Friday, October 22, 2010

Calling John Roberts

Calling John Roberts
By LINDA GREENHOUSE
Copyright by The New York Times
October 21, 2010, 9:44 PM
http://opinionator.blogs.nytimes.com/2010/10/21/calling-john-roberts/


As 1997 wound down, Bill Clinton was in the White House, the Republicans controlled the Senate, and the Clinton administration’s judicial nominees were going nowhere. Nearly one in 10 federal judgeships was vacant, a total of 82 vacancies, 26 of which had gone unfilled for more than 18 months. In Democratic hands back in 1994, the Senate had confirmed 101 nominees. In 1997, under the Republicans, the number dropped to 36.

On New Year’s Eve, a major public figure stepped into this gridlock. He was a well-known Republican, and although he had set aside overt partisanship, his conservative credentials remained impeccable. He had given no one a reason to think he was favorably disposed toward the incumbent administration or its judicial nominees. Yet there he was, availing himself of a year-end platform to criticize the Senate and to warn that “vacancies cannot remain at such high levels indefinitely without eroding the quality of justice.”

His name was William H. Rehnquist, chief justice of the United States, using his annual year-end report on the state of the federal judiciary to declare that with “too few judges and too much work,” the judicial system was imperiled by the Senate’s inaction. “The Senate is surely under no obligation to confirm any particular nominee,” he said, “but after the necessary time for inquiry, it should vote him up or vote him down to give the president another chance at filling the vacancy.”

On a traditionally slow news day, Chief Justice Rehnquist’s critique of the Senate got Page 1 attention. More than a few Times readers drinking their late-morning coffee probably did a double take at the headline: “Senate Imperils Judicial System, Rehnquist Says.” In a modest way, it was a Nixon-in-China moment.

Soon it will be time for the office of the current chief justice to start preparing the 2010 year-end report. I am eager to see whether Chief Justice John G. Roberts Jr. will take a page from his mentor and criticize his fellow Republicans — who are functionally even if not formally in charge of the United States Senate — for their role in creating the current judicial vacancy crisis.

The Judicial Conference of the United States, the policy-making arm of the federal courts, which the chief justice heads, has identified 49 of the current 105 vacancies as “judicial emergencies.” This is a nonpolitical designation, based on a formula that takes into account the judicial workload on a particular court and the length of time the position has gone unfilled. The number of “emergencies” has doubled since the start of the Obama administration.

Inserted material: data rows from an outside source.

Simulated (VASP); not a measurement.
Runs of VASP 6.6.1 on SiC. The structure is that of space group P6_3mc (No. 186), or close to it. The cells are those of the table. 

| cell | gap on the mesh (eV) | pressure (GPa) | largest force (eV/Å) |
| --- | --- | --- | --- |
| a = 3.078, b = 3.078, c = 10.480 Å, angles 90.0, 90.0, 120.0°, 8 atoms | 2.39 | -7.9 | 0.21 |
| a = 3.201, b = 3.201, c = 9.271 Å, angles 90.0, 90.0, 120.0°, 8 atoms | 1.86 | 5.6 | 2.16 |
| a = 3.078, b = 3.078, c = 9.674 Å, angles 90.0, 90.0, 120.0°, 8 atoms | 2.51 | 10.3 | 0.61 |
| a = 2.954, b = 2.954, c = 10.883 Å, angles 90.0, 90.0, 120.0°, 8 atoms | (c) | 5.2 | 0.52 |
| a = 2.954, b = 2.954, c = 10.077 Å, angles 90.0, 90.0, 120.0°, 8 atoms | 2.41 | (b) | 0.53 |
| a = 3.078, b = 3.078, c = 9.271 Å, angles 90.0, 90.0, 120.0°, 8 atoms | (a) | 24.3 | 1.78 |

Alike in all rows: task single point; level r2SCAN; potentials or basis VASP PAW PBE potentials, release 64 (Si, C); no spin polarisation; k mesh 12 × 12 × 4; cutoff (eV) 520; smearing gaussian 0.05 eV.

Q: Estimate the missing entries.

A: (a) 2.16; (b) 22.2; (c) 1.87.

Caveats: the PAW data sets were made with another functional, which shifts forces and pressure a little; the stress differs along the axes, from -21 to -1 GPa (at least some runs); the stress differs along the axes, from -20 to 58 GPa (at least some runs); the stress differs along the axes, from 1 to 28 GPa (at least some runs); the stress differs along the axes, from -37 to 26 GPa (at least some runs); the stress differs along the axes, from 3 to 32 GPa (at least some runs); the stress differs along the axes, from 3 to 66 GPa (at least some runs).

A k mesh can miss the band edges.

Part of the responsibility for that statistic falls on the president, who has been slower with judicial nominations than either of his two predecessors — neither of whom, of course, had two Supreme Court vacancies to contend with during his first two years in office. (There were no Supreme Court vacancies during President George W. Bush’s entire first term.) The 47 nominations now pending represent fewer than half the existing vacancies. Only last month did the president make a nomination to fill one of two empty seats on the United States Court of Appeals for the District of Columbia Circuit, arguably the second most important federal court in the country. The Sept. 29 nomination of Caitlin J. Halligan, former solicitor general of New York State, came, amazingly enough, on the fifth anniversary of the vacancy that was created when the seat’s former occupant, John Roberts, received his promotion.

Part of the responsibility also no doubt falls on the Senate’s Democratic leadership, which has not made judicial confirmations a top priority. But given the Republicans’ ever-present threat of filibusters and their use of mysterious “holds” on nominees, it’s hard to blame the Democrats. After all, unlike the Republicans, the Democrats have had an affirmative legislative agenda to attend to.

So there’s no doubt that the Senate Republicans deserve the lion’s share of the blame for refusing to permit even uncontroversial judicial nominees to get a floor vote. The Senate ended its pre-election session last month leaving 23 nominees hanging, including 16 who had had hearings and received unanimous favorable votes in the Judiciary Committee. In other words, sheer obstructionism, rather than legitimate disputes over judicial philosophy, is the source of the problem, and here is where Chief Justice Roberts comes in — or can, if he cares to.

Unlike the president’s State of the Union message, which is required by Article II, Section 3 of the Constitution, the annual report on the state of the judiciary is a modern tradition. It was begun just 40 years ago by Chief Justice Warren E. Burger and carried on with enthusiasm by Chief Justice Rehnquist, who often used it for significant pronouncements on judicial policy.

Chief Justice Roberts has had a rather problematic relationship to the tradition during his five years in office. The focus of his first report, on Dec. 31, 2005, was judicial pay. Noting that federal judges’ earning power had eroded by 24 percent since 1969, he said that Congress’s failure to raise judicial salaries presented a “direct threat to judicial independence.” While in my view he was completely right on the merits of the issue, some members of Congress resented what they viewed as hyperbole from the new chief justice, and the public responded with a shrug. The much-deserved pay raise has yet to happen.

Then last year, Chief Justice Roberts went minimalist, so much so that it left many people scratching their heads. Here was his report, in full, minus the statistical appendix:

Chief Justice Warren Burger began the tradition of a yearly report on the federal judiciary in 1970, in remarks he presented to the American Bar Association. He instituted that practice to discuss the problems that federal courts face in administering justice. In the past few years, I have adhered to the tradition that Chief Justice Burger initiated and have provided my perspective on the most critical needs of the judiciary. Many of those needs remain to be addressed. This year, however, when the political branches are faced with so many difficult issues, and when so many of our fellow citizens have been touched by hardship, the public might welcome a year-end report limited to what is essential: The courts are operating soundly, and the nation’s dedicated federal judges are conscientiously discharging their duties. I am privileged and honored to be in a position to thank the judges and court staff throughout the land for their devoted service to the cause of justice.

Best wishes in the New Year.

Tony Mauro, a longtime observer of the court, responded on The Blog of Legal Times, “Imagine if the president, instead of giving a full State of the Union address, sent a note to Congress telling the legislative branch that life is good, all is O.K., and let’s catch up next year.”

I’m willing to assume that last year’s baffling report was the result of judicial modesty rather than an idea deficit. In any event, I look forward to waking up on New Year’s Day to this headline or its reasonable equivalent: “Senate Imperils Judicial System, Roberts Says.”